In late 2015 and early 2016, hundreds of retired state workers got surprising news.
Retirement plan loans they had taken – some more than a decade earlier, while they were still employed – were never paid in full.
The 698 retirees would have to pay up now.
The expensive mishap almost cost the pension system $7,825,000, and it’s costing some of the retirees a decade or more of extra interest.
The blunder was discovered through reviews of individual members’ accounts, which revealed irregularities with the repayment of pension loans, said Will Skaggs, spokesman for the state’s Treasury Department.
Though the state failed in its responsibility to notify the retirees that the loans were outstanding, it remains the responsibility of the retirees to pay back the money they knew they had borrowed.
Skaggs said the retirees are required to pay at least the same monthly payments that were deducted during employment until the accounts are made whole, and their interest rates are the same as when the loans were initiated.
What went wrong?
Based on IRS rules, retirement plan loans are repaid through payroll deduction and must be repaid within five years or upon separation of service.
Several errors stopped that from happening for these 698 retirees, the state said.
First, there were “manual processing errors and computer programming limitations that resulted in the state not identifying loan deductions in certain situations, particularly when employees took loans just before their retirement,” Skaggs said.
There were also employees who separated from service prior to making any payments on their loans.
Loan payoffs are calculated based on the expected retirement date noted on the loan application, Skaggs said, and the process assumes payroll deductions will continue through an employee’s final paycheck. But some employees retired earlier than they indicated on their loan applications, leaving a gap in payments, he said.
“When issues in state-administered retirement systems are identified that are not consistent with the Internal Revenue Code, the state is obligated to correct them,” Skaggs said. “Failure to do so would put the retirement system at risk of being disqualified and carry tax consequences for all participants.”
An irregular notification
That’s where a big question comes in.
Retirement plan loans that are not repaid are considered a distribution. A 1099 is supposed to be issued to the borrower, which would result in taxes due and a 10 percent penalty for borrowers who are younger than age 59 1/2.

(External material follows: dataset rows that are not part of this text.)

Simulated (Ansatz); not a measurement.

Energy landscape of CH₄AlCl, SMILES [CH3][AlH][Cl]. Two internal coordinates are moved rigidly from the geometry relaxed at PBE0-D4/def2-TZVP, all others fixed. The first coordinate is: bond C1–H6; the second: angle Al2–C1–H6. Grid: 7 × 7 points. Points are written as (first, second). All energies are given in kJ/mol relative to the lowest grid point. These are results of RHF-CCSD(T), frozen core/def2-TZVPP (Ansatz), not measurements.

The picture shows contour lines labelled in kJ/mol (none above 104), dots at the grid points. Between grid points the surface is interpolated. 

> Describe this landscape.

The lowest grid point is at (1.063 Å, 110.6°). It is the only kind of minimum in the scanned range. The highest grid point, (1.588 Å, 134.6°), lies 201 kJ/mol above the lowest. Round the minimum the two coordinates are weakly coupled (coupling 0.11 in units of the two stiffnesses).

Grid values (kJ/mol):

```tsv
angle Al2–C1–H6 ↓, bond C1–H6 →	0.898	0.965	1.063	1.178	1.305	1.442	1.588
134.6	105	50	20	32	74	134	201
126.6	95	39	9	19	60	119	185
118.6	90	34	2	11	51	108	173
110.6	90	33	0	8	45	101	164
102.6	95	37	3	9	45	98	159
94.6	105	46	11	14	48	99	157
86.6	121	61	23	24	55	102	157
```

We asked the state why it didn’t issue 1099s to the retirees when the errors were discovered. It said the state didn’t have that option “for retirees in closed tax years.”
The Treasury spokesman said the IRS will only accept corrections to taxpayer filings for a three-year period. The majority of cases were longer than three years old, he said.
That leaves some questions unanswered.
When an employee who takes a retirement plan loan leaves service, the employer is supposed to notify the employee before the loan goes into default, said Scott Feit, co-owner of Prime Pensions, a defined contribution plan administrator in Florham Park.
Based on tax law at the time, employees would have had 60 days to pay off the loans before they went into default, Feit said.
Feit said the state’s administrator failed in its responsibilities to notify the borrowers and should have given retirees the option of a 1099.
“If the state made the mistake and they failed to notify the participants and there is additional interest, the participants are being penalized,” Feit said. “I would think the state should step in and come up with some kind of remedy so the participant is not worse off.”
But that’s not going to happen.
When asked if the additional interest beyond the original loan interest could be waived because it was a state error, Skaggs said no.
“The pension fund was deprived of these funds plus interest over the years, so the interest has to be collected for system to be made whole with the IRS,” he said.
It seems the borrowers have little recourse.
There is an appeals process, Skaggs said, and the process is still ongoing.***
“Many of the appeals have already been reviewed by the various Boards of Trustees, which made the same determination that the interest could not be waived,” Skaggs said.
Many of the retirees have already repaid the amounts in full, he said, noting that steps have been taken to prevent similar issues in the future.
*** This post was updated to reflect the current state of the appeals process.